Master Thesis defense by Peter Andresen

Title: Observing The Universe Using The Antarctic Ice Sheet - Classifying And Reconstructing Neutrinos In Real Data From The IceCube Neutrino Observatory Using Graph Neural Networks

Abstract:

The IceCube Neutrino Observatory (IceCube) uses a cubic kilometre of the Antarctic ice sheet to detect neutrinos. The IceCube neutrino oscillation measurements and potential contributions to multimessenger astronomy heavily depends on accurate and fast classification and reconstruction of neutrinos in real data. GraphNeT, a Graph Neural Network (GNN) open-source Python framework founded at the Niels Bohr Institute, has been shown to improve both classification and reconstruction of low-energy simulated neutrinos, while speeding the process up by orders of magnitude.

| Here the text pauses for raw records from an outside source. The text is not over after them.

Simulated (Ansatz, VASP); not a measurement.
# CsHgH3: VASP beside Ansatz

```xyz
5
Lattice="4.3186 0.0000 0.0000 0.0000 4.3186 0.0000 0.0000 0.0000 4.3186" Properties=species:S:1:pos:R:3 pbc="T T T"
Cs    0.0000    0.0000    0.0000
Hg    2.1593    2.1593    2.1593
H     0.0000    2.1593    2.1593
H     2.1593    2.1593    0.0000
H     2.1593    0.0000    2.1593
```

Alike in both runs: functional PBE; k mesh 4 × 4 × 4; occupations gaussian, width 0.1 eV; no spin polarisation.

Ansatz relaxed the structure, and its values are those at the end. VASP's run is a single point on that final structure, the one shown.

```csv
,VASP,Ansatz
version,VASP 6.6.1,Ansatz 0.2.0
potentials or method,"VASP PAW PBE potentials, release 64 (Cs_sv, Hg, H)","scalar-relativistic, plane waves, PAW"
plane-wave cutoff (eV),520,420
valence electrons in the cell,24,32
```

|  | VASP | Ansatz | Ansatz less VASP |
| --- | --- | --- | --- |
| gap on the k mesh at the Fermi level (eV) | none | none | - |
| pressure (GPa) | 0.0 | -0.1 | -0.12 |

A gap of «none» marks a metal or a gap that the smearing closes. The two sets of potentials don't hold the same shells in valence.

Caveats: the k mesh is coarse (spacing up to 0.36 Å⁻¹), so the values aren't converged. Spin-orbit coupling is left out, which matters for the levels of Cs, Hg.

This work shows that the method works in actual data as well. The first large neutrino sample is classified using a GNN from "raw" lvl 2 data and compared to a Monte Carlo neutrino selection across a range of reconstructed and calculated variables. The comparison indicates that the sample has a high neutrino purity. The amount of neutrinos in the cleanGNNselection is compared to that of existing methods in the IceCube Oscillation work group using simulated data, suggesting that the GNN method can generate a 50-70% larger sample at a similar purity. Implementing the GNN in IceCube and increasing the neutrino rate would improve existing analyses and potentially open up the possibility of creating early warnings for electromagnetic telescopes using low-energy neutrinos. This work also contributes to a benchmark study trying to improve the GNN performance for high energy track neutrinos. No significant improvements were obtained.